Unfortunately, the budget cutters also have allies in labor's camp. The superintendent's thanks to SEIU above refers to a side deal that SEIU Local 99's backward leadership made to give up unpaid furlough days without a fight. Sadly, many of Local 99's members were barely paying their bills even before this latest round of cuts.

This two-pronged attack is taking countless real victims. Julie Van Winkle, a prominent UTLA activist in last year's fight against layoffs, and herself now a laid-off teacher substituting day to day to stay above water, described to me some of the costs as she experiences them:

If Cortines' proposed cuts go into effect next school year, the results will be devastating to entire school communities.

For newer teachers, the cuts would be especially painful. I was one of about 2,000 teachers who lost their jobs last year, and Cortines is now threatening to lay off more workers this year than he did last year.

For me, being laid off threw my life completely off balance. As an experienced teacher with an exemplary classroom, I felt confident in my career and decided that I wanted to buy a house. Just after I completed the paperwork for my loan last March, I received my RIF notice. Since then, I've been using the money I had saved to pay bills and other expenses.

Perhaps even more upsetting than the financial strains that I was feeling was the emotional aspect of being laid off. I knew that I was a good teacher, and I knew that many schools like mine have extremely overcrowded classrooms. It was frustrating to have to do substitute work at different schools every day.

Who will suffer the most from these cuts? The students, of course. They will be packed into classrooms with more and more students, with fewer and fewer resources.

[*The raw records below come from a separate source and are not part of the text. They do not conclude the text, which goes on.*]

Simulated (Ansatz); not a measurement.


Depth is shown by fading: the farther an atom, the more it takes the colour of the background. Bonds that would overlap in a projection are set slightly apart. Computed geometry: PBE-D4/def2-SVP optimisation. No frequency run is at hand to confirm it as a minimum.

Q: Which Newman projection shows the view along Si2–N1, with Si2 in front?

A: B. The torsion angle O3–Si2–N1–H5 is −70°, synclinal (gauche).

Also, students in lower-income areas will feel the effects of these cuts the most. Low-income, inner-city schools are more difficult to staff and have higher teacher turnover rates. Consequently, their staffs tend to be less experienced. Thus, when the teachers are laid off, schools in low-income areas will lose more teachers and undergo much more drastic changes.

Luckily for all of us, fighters like Julie are not giving up. From a demonstration at next week's school board meeting to parent forums and community walks, press conferences and leafleting, UTLA and our allies are standing up.

We have made alliances with the University of California and California State University students, workers and faculty who made March 4 a day of action to defend public education. And we are proudly demanding real reforms for our schools at the same time that we challenge the fake "reform" giveaway that threatens us every bit as much as the cuts.